The Ambassador's Fund for Cultural Preservation is one of several programs administered by the Cultural Heritage Center, a division of the U.S. Department of State’s Bureau of Educational and Cultural Affairs (ECA). It is the only component of the U.S. government that provides grant support to heritage preservation in developing countries. Projects are chosen from those proposed by U.S. Ambassadors in 120 countries that the State Department deems eligible. AFCP grants are awarded in areas ranging from providing technical support for the restoration of buildings that are hundreds of years old to aiding in documentation to saving threatened traditional crafts.
In 2001, acknowledging that heritage preservation is an integral element of U.S. foreign relations, Congress established the Ambassador’s Fund for Cultural Preservation, to directly assist developing countries in preserving their cultural heritage by helping them develop long-term strategies to do so, and by providing grants to specifically help pay for the preservation process. Initially the law creating AFCP instructed the Department of State to set aside a million dollars for the fund, but since then the annual appropriation has grown. Between 2001 and 2007, the Fund paid about $11 million dollars for 437 grants in 119 countries.
Among recent projects awarded grants: Conservation of more than 200 Buddha statues in the Museum of Vietnamese History in Ho Chi Minh City; Provision of tools for site management of the ancient city of Busra, in Syria, the northern capital of the Nabataean Empire in the 2nd century BC, which contains evidence from the Roman, Byzantine, and Ottoman periods; Restoration of the 18th century Maria Magdalena Church in Managua, Nicaragua; Documentation of Romani culture and music that has been passed down through generations for six centuries in Romania; Conservation of Pashto, Arabic, and Persian manuscripts dating back to the 16th century in the Pashto Academy, University of Peshawar, Pakistan; A former GULAG camp in Perm, Russia; A manuscript collection in Kosovo dating from the Ottoman Empire; and A post-Tsunami survey of buildings in the 13th century coastal town of Matara, Sri Lanka.

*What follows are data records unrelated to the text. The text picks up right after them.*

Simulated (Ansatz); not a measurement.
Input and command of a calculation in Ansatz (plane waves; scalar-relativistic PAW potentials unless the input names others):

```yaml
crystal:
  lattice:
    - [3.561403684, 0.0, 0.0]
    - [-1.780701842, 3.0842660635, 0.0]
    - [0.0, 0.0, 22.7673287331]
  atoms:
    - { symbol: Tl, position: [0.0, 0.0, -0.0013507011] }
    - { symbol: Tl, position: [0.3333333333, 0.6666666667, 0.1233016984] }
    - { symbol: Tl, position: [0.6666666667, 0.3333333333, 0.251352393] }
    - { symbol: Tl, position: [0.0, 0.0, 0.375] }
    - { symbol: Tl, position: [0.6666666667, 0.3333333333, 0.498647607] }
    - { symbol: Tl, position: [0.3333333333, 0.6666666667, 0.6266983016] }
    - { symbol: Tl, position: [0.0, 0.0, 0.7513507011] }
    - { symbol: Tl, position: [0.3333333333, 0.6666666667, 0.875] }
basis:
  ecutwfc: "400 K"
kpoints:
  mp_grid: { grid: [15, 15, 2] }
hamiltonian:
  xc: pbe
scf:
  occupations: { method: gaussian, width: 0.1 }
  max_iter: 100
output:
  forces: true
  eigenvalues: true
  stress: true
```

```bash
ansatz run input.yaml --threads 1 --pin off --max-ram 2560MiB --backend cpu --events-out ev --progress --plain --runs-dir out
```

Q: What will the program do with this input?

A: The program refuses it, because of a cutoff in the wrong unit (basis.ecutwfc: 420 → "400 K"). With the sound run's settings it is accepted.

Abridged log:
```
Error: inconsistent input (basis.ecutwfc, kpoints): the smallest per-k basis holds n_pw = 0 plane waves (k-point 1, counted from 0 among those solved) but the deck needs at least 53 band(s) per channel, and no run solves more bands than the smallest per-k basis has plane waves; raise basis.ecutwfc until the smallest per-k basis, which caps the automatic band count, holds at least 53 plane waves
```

(by Nina Teicholz, Washington Post)
Art and antiquity dealers contend that CPAC has been making livelihood-killing decisions beyond the boundaries of the laws. Dealers also assert if you close down the legal market, not only are the objects lost to private collectors, but if as a result they wind up on the black market, museums can’t buy them either. The dealers have also contended that the executive director of the Ambassador’s Fund, Maria Kouroupas, seems intent on eliminating the art trade. They say that she operates behind closed doors, is disdainful of the interest of dealers, and lacks tolerance for differing points of views.
Maria P. Kouroupas is the executive director of the Ambassador’s Fund for Cultural Preservation. She attended the University of Arkansas and the State College of Arkansas, receiving a Master’s Degree in History and Education. In 1977 she worked for the American Association of Museums in Washington D.C., and in 1984 she began at the United States Information Agency, where she became Deputy Director of the Cultural Preservation Advisory Committee. In 1993 she was named its director, and she also served as the executive director of the Committee before coming to The Cultural Heritage Center in that same capacity.